Mr. Stanzel said 22 White House officials, including presidential adviser Karl Rove, have had access to two e-mail accounts: an official White House e-mail address and an address supplied by the Republican National Committee.
The second e-mail address was for use in political or nonofficial communication so that Bush administration officials did not violate the Hatch Act, which forbids political activity by federal officials acting in an official capacity.
E-mails on the official White House system are archived to comply with the Presidential Records Act of 1978.
Until 2004, Mr. Stanzel said, White House e-mails using the RNC accounts were deleted automatically every 30 days.
When automatic deletion ended, the e-mails still were not archived. White House officials using the RNC accounts could have erased e-mails by deleting them and emptying their trash folders.
"That capability for those White House staff has been shut off in recent weeks," Mr. Stanzel said.
Mr. Stanzel did not say whether any White House officials used their RNC accounts to evade record-keeping of their communications.
"I haven't spoken with employees about their e-mailing habits," Mr. Stanzel said.
J. Scott Jennings, Mr. Rove's deputy, used his RNC account on a few occasions to communicate with Justice Department officials on the U.S. attorneys' firings, according to documents released by Justice.
The White House's acknowledgment could give Democrats more reason to investigate the firings of eight U.S. attorneys last year, a Republican official said.

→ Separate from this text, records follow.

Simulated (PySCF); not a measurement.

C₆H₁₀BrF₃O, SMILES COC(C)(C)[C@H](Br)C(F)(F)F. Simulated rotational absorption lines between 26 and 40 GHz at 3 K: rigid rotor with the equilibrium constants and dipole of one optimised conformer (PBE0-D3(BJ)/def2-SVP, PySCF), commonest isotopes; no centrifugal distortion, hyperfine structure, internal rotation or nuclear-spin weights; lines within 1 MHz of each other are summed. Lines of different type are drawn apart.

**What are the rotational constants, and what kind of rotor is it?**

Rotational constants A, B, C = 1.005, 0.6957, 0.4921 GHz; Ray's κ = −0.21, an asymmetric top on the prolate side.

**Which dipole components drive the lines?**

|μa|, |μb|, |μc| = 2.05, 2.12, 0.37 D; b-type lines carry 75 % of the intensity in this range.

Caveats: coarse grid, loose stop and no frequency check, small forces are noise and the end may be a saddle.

"Democrats don't honestly believe there would have been a smoking gun in those e-mails, but this gives them a way to keep the theater doors open for at least another week of staged nonsense," said an aide to House Republican leaders.
Congressional Democrats leading the probes did not respond to requests for comment.
Democrats are trying to determine whether any of the eight prosecutors were fired for improper reasons, but they also want to know Mr. Rove's role in the firings because Justice officials initially told Congress that the White House was not involved.